Intel and HP Commit $10 billion to Boost Itanium

Intel just removed 32bit hardware support by TubeSteak · 2006-01-26 17:52 · Score: 3, Informative

http://www.digit-life.com/archive.shtml?2006/0125

an Intel spokesperson confirmed that the Montecito platform, which will premiere the company's next-generation 64-bit Itanium architecture, will dispense with executing all 32-bit instruction set applications on-die, prompting customers to opt instead for software-based emulation which Intel promises will be faster anyway.

The rest of the article is quite interesting. They claim that 32bit software emulation will outperform by "[greater than a factor of three]" their old hardware implementation.

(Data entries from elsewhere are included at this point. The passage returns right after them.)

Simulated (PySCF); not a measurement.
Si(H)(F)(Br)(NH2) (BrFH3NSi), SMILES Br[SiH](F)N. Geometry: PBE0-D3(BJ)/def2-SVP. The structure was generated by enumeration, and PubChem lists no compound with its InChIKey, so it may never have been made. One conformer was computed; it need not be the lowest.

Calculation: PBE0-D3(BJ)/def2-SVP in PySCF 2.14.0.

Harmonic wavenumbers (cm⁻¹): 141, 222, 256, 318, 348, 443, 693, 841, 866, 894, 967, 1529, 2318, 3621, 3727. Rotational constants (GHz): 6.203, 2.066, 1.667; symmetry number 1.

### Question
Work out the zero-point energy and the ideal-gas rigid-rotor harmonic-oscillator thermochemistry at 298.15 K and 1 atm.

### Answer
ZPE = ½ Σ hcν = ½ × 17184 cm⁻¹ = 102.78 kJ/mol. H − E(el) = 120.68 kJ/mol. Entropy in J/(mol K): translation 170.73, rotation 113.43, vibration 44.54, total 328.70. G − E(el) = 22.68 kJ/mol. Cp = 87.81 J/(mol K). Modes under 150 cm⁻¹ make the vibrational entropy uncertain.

Anyone want to tie this into their $10 billion push?

--
[Fuck Beta]
o0t!

It is rather uninspiring to see all the negativity by Superfarstucker · 2006-01-26 18:37 · Score: 3, Informative

Sure, it is a huge sum of cash and perhaps the 'shareholders' might get more short term benefit out of investing the same sum of money into commodity microprocessor R&D but the itanium could eventually pay off in a big kind of way. It seems that most people posting here are just as impatient as shareholders when it comes to results, they want them NOW! Good things can't always manifest themselves in a short period of time and I think it is impressive that Intel & HP continue to invest money into something that has yet to produce any tangible benefits over existing architecture. I'm willing to bet that x86 isn't the omega to processor design ideology, and itanium may not be either, but Intel & HP seem to believe it is a step in the right direction. Very few people that post here have the knowledge necessary to even begin assessing whether such a design may ever pan out and it appears the jury is still out among those who have the capacity to decide. Meanwhile Apple continues to recieve gratuitous praise for releasing shiny white computers with chamfered corners. Maybe if Intel & HP invested 10 Bn into cosmetic processor design they would be recieved more favorably with the press.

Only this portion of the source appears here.